I, too, have become a believer, and have found pennies where they should not be, like the bright shiny penny I found in my shower when I was particulary down about our economic situation.
Mrs. Mae died Saturday, and that makes the framed poem so much more special. I printed a lot cards for Mrs. Mae, so she touched many people when she passed them out. I’m sure the next penny we all see, we’ll think fondly of her.
You were a great lady, Mrs. Mae.
D.S. Cone, Jr, was a Ridge Spring legend.
He was WWII hero, a fighter pilot with the Flying Tigers, who flew 23 combat missions,
When he returend to Ridge Spring he was cotton broker, and farmer.He was charter member of Ridge Spring Fire Department, and a founding member and first Commander of American Legion Post 133.
At Ridge Spring Baptist Church he was the Sunday School Director at for over 50 years. He was the Saluda County Farm-City Citizen of the Year in 2011 along with his wife of 64 years Betty Ann,who has also done so much in the Ridge community.
Mr. D.S. died Sunday at the age of 96, and touched many lives along the way.
Gloria Givens Hood was a classmate of my mother’s in the Saluda High School Class of 1949, and the sister of the late Piggly Wiggly owner Lewis Givens.
She moved away when she married Joe Hood, but she and Joe would come back to Saluda often to socialize with her classmates and friends. My parents enjoyed the get togethers with the Hoods on the golf course and at other events. Joe fit right in to that “crazy” Saluda crowd.

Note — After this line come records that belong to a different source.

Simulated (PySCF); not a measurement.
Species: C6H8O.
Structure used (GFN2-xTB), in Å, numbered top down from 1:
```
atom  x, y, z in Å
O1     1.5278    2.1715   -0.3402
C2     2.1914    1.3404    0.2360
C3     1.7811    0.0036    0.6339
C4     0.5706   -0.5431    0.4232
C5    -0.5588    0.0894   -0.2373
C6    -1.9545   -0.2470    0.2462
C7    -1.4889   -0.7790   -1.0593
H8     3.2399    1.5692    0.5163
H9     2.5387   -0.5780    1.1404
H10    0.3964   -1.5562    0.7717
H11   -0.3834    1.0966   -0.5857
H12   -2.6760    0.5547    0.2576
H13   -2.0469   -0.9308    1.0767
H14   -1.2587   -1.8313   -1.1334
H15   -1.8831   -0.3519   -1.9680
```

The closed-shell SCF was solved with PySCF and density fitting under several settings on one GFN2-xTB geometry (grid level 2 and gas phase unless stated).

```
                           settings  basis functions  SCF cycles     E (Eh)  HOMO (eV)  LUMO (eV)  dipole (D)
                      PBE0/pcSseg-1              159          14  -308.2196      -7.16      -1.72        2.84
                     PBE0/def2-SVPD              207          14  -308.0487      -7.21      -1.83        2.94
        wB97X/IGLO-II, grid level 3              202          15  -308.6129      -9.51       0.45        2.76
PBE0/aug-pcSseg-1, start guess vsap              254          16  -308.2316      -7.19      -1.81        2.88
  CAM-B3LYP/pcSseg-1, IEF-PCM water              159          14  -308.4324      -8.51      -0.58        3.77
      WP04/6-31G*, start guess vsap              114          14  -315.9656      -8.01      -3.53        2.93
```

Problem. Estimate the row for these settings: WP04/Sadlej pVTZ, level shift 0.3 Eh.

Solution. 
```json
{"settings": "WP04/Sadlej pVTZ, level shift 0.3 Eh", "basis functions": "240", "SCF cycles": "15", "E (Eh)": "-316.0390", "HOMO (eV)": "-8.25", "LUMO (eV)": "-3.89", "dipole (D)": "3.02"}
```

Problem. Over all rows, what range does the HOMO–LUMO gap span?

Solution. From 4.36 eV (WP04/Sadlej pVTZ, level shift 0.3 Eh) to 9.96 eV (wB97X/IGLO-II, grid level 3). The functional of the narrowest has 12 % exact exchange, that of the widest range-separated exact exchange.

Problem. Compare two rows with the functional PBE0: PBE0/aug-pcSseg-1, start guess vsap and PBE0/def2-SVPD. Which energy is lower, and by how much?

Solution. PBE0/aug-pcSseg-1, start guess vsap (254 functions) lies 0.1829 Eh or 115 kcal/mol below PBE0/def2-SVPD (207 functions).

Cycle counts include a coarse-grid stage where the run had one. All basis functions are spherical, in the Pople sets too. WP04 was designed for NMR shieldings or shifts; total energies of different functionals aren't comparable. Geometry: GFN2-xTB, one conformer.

A few years after Joe died, she moved back to Saluda and moved in with her older sister Margaret Jennnings.
I would see Gloria every Wednesday morning when I took papers to the Saluda Senior Center, and would often she her son John bringing her there.
I was shockked to hear she had gotten sick and died. Her sister Margaret died just a few months ago at the age of 99.
Mae Salter, D.S.Cone Jr. and Gloria Hood will be greatly missed.